How much capacity does the rear "well" have to have to supply the typical small block Chev?
There are too many variables to consider in a question like this. Bearing clearances, rod side clearances, average RPM range, oil pump design, etc.

If you are talking about a motor that may only see 7,000 RPM once or twice in it's lifetime, that has all the clearances checked (AND corrected) and is using a standard oil pump, it will likely live just fine with a stock oil pan. On the other hand, if it's a trick-of-the-week motor, ready to run at 7,500 all day long, with center drain back openings plugged to keep oil off the rotating assembly, with wider clearances and a high-volume oil pump, you're going to need to add a couple quarts of capacity.

The average hot-rodder gets caught in a trap. He knows oil is good for his motor. And if some is good, more is better, right? So he figures he will use a high-volume oil pump. That's all well and good, as long as he remembers he needs to add more oil volume to the sump, if he's going to be pumping more volume. And the higher the RPM level, the more oil a pump will be moving.

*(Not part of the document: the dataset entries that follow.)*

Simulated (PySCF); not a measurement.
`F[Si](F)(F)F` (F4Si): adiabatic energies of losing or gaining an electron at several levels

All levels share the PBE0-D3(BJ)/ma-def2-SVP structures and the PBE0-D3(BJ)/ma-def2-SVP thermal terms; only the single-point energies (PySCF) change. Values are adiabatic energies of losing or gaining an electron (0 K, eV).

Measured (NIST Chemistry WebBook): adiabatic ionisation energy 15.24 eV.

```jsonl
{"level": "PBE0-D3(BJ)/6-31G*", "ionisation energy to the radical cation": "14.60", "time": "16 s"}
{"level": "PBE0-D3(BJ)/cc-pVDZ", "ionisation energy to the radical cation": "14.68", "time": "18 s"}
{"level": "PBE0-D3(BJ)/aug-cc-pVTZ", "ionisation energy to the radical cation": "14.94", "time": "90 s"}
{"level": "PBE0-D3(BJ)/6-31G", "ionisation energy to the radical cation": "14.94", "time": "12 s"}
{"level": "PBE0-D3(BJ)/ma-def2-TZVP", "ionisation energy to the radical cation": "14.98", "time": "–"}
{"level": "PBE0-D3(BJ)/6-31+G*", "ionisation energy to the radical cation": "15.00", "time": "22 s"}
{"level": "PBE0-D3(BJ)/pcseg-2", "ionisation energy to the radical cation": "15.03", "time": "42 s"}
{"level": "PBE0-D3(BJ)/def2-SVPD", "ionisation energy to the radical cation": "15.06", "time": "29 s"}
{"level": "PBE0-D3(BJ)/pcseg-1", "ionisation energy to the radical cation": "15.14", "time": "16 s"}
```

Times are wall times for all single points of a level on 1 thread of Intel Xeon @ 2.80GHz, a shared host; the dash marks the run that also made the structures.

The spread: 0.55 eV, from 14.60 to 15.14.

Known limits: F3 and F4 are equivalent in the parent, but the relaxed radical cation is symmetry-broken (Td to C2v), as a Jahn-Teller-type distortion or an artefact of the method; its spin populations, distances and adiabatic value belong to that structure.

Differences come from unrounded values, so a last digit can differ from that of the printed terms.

The secret to oil pan design is to develop something that will get oil away from the rotating assembly (using crank scrapers), keep it away from the rotating assembly (using a windage tray), get it into the sump area (with trap doors) and keep it in the sump area (with baffles). Once you accomplish all that, then you can start looking at how to make more power with the design, by moving things around to make them more efficient. Then it's time to find a way to shoehorn all of that into a given chassis.

It's not seat-of-your-pants, street-driven horsepower, but there is actually horsepower to be found in pan designs. I can't name names or be real definitive about the changes, but I know one pan manufacturer was making some changes for a very-well respected NHRA Pro Stock driver and found a surprising amount of power by merely changing the bend radius at the top of the side pouch by 0.125". It helped the scrapers work more efficiently and it made power.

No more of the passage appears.